The Frogs return three players who can serve as primary ball handlers. Alex Robinson, in his first season after transferring from Texas A&M, averaged 11.2 points and handed out a team-high 228 assists. Jaylen Fisher started 34 games and was the team’s top 3-point threat as a freshman. Desmond Bane started four games in the NIT after Fisher broke his wrist in the tournament opener. He shot 38.0 percent from 3 for the season.
Kenrich Williams is a 6'7" wing who averaged 11.4 points and 9.7 rebounds per game as a junior. He recorded a double-double in all five NIT games; for the season, his 19 double-doubles led the Big 12 and were 11th-most in the country. Williams is the only TCU player to record a 400-300-100 season.
Dixon will add two talented newcomers to the perimeter mix — four-star freshman R.J. Nembhard, a 26-points-per-game scorer in high school, and junior college transfer Shawn Olden, a 3-point-shooting lefty.

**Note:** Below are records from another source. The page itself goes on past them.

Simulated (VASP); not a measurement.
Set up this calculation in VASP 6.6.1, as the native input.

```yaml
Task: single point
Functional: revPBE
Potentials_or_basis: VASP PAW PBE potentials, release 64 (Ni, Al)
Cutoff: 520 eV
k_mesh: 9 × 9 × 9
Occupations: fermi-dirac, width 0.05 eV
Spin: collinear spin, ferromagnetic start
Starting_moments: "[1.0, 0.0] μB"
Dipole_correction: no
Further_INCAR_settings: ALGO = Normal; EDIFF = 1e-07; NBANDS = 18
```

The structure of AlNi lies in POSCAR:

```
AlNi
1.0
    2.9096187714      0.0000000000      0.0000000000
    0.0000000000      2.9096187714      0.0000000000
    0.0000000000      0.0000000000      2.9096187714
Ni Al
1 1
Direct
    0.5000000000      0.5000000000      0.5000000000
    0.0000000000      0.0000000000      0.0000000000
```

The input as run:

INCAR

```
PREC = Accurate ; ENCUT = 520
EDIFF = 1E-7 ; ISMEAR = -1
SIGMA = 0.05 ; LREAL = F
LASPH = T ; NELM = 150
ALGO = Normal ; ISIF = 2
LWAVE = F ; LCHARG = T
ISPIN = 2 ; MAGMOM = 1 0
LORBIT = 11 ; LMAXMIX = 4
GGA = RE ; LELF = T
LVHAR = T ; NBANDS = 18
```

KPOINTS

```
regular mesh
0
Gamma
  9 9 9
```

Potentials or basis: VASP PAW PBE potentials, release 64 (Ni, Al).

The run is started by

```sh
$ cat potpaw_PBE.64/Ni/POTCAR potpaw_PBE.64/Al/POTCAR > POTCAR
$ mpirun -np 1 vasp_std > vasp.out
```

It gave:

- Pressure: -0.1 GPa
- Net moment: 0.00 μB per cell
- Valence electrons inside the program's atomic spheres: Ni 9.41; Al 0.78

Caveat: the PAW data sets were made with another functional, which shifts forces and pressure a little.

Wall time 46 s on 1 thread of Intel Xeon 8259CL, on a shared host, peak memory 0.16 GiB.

Few programs have changed their outlook as dramatically as TCU. Dixon, a standout guard on the last Horned Frogs team to win an NCAA Tournament game (in 1987), has made TCU relevant on the court and on the recruiting trail. He is adding quality talent to a roster that returns the top six scorers from a 24-win team. Anything short of an NCAA Tournament would be a disappointment.